UNITED STATES
SECURITIES AND EXCHANGE COMMISSION
Washington, D.C. 20549

FORM 8-A/A

FOR REGISTRATION OF CERTAIN CLASSES OF SECURITIES
PURSUANT TO SECTION 12(b) OR 12(g) OF THE
SECURITIES EXCHANGE ACT OF 1934

GENERAL EMPLOYMENT ENTERPRISES, INC.

(Exact name of registrant as specified in its charter)

             Illinois                                   36-6097429
----------------------------------------------------------------------
     (State of incorporation                        (I.R.S. Employer
         or organization)                          Identification No.)

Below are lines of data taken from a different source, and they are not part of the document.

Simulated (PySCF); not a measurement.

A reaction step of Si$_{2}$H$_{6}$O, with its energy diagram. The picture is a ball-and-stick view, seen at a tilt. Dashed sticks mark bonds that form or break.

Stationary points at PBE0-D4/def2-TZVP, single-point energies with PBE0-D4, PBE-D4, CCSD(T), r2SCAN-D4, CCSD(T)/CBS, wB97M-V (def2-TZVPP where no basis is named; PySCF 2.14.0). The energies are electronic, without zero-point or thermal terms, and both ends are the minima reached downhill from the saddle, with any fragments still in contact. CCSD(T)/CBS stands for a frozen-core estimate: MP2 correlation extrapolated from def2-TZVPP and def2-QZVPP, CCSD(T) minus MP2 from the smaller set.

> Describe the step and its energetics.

One Tower Lane, Suite 2200, Oakbrook Terrace, Illinois 60181
(Address of principal executive offices) (Zip Code)

If this form relates to the registration of a class of securities pursuant to Section 12(b) of the Exchange Act and is effective pursuant to General Instruction A.(c), check the following box. [X]

If this form relates to the registration of a class of securities pursuant to Section 12(g) of the Exchange Act and is effective pursuant to General Instruction A.(d), please check the following box.
[ ]

Securities Act registration statement file number to which this form relates: N.A.

Securities to be registered pursuant to Section 12(b) of the Act:

    Title Of Each Class              Name Of Each Exchange On
    To Be So Registered        Which Each Class Is To Be Registered
    -------------------        ------------------------------------

Common Stock Purchase Rights                NYSE AMEX

Securities to be registered pursuant to Section 12(g) of the Act:

None


ITEM 1. DESCRIPTION OF REGISTRANT'S SECURITIES TO BE REGISTERED.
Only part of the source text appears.